I swear, if they did a remake of “Mony Mony,” they’d get Iggy Azalea to shout out Get laid get fucked at the appropriate times.
(James Toth): You’ve each made strong cases against the usual suspects: ukuleles, whistling, yodeling, Iggy Azalea. But there is something more loathsome than these things: popular music’s continued preoccupation with shelves.
The role that shelves play in pop music lyrics is wildly disproportionate to their role in our quotidian existence. I have begun to suspect that the preponderance of mantle-themed song lyrics has less to do with horizontal slabs of material used to display or support objects and more to do with unimaginative attempts to rhyme something with a variation on the word “self.” An example, from the Eagles’ 1974 hit “Already Gone,” written by Jack Tempchin and Robb Strandlund:
Well, I heard some people talking just the other day
And they said you were gonna put me on a shelf
Does there exist any cultural vernacular, any lingo or jargon or slang, in which the phrase “put on a shelf” is used as a euphemism for “spurned?” Consider: “Hey, Travis, are you and Sally Jane still going steady?” “Naw, man, she, err, put me on a shelf.” “Oh, wow, man, tough break.” That conversation has never occurred.

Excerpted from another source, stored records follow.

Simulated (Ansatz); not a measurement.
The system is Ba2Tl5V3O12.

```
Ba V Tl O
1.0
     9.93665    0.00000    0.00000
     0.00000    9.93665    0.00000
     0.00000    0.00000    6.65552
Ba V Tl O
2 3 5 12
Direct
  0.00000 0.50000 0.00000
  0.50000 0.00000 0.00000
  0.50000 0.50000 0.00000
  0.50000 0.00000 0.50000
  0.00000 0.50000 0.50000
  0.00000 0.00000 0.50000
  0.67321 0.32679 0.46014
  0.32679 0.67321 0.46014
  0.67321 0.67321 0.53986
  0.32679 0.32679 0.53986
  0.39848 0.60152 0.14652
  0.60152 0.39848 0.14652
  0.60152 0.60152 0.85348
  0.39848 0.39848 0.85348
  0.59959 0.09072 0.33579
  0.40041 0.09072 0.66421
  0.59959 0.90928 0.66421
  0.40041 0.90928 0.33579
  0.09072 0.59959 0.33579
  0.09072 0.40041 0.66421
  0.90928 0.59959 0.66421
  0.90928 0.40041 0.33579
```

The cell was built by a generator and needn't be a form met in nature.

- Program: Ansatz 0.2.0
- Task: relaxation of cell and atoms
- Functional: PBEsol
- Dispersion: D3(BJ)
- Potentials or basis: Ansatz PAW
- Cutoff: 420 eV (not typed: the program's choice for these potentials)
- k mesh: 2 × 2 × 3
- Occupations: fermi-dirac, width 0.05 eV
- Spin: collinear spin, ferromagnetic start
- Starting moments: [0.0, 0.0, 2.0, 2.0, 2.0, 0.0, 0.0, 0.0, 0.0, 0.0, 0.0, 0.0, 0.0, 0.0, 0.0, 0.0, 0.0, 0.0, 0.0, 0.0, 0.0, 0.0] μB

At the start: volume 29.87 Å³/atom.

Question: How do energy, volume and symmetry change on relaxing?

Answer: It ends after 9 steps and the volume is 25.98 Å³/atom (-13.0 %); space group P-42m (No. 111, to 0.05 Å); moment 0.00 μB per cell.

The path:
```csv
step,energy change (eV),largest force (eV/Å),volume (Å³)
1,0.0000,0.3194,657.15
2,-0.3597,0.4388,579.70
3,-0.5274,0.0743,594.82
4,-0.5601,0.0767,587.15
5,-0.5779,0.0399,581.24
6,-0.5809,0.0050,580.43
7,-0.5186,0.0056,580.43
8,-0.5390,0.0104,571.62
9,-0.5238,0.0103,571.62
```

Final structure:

If we assume, for the sake of argument, that this is a legitimate real-life phrase I’ve somehow never heard, then just once I’d like to hear a lyric that offers some slight variation on it, which would go a long way to legitimizing the “shelf” idiom beyond its current role as merely a set-up for the word “self.” Imagine a singer lamenting that her love has been cruelly placed on the nightstand, or inside the armoire. I don’t know about you, but I’d rather be on a shelf—unhidden, accessible—than locked in a musty old armoire. Any amount of time inside an armoire would be intolerable.
It may benefit us to observe some history. The first shelf-themed lyric can be traced back to Fats Waller’s 1929 tune of faithfulness and fidelity, now a standard, “Ain’t Misbehavin:’” “No one to talk with, but I’m happy on the shelf,” goes the lyric. (We will leave “Like Jack Horner in his corner” for another day’s discussion). Here, unlike in the Eagles song, the shelf is temporary, purgatorial. There is a sense of agency here, as if the singer has opted for the shelf, viewing it as both respite and sanctuary.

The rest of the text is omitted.